Search code examples
scalaapache-kafkaapache-kafka-streams

Kafka streams: join on ingestion time


I have two topics of fairly varied volumetry (could be something like 1000 events emitted in the left topic for every event in the right topic).

I'm trying to leftJoin those two topics together and I'm having the impression that the join window is computed over processing time and not ingestion time, causing the smaller stream to "run out" way too soon.

Is it possible to specify the time semantics of a stream-stream join to ingestion time (or event time)?

I could see why it's not such an easy thing to use ingestion time but it seems to be a necessity when processing historical streams.


Solution

  • Kafka Streams join is based on event-time, i.e., whatever TimestampExtractor returns (by default the message timestamp as stored in the topic) and you cannot modify it (you can only use a different timestamp extractor to indirectly modify the result).

    Note though, that the join is executed "eagerly", and thus for all left side records, the lookup into the right stream is done immediately, what can lead to additional <key, (left-value,null)> results.

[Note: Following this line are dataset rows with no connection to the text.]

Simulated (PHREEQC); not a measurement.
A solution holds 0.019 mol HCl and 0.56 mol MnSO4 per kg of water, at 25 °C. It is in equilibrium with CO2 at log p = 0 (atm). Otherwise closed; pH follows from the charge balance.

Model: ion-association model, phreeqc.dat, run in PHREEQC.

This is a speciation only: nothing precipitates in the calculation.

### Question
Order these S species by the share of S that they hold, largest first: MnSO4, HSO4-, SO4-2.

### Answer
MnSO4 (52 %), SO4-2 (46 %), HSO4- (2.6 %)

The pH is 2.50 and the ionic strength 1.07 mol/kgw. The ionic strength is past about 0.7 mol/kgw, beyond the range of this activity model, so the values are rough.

    It also depends on the processing order that is base on event-time in a best effort manner. The guarantees got improve in the 2.3 release and using config parameter max.task.idle.ms might help to mitigate the issue.

    It's on the mid-term roadmap to improve left- and outer-join behavior to avoid those additional result records. As Kafka is an open-source projects and you would like to pick it up, please help to get this fixed sooner :)

    The only other alternative would be to implement a custom join operator via the Processor API.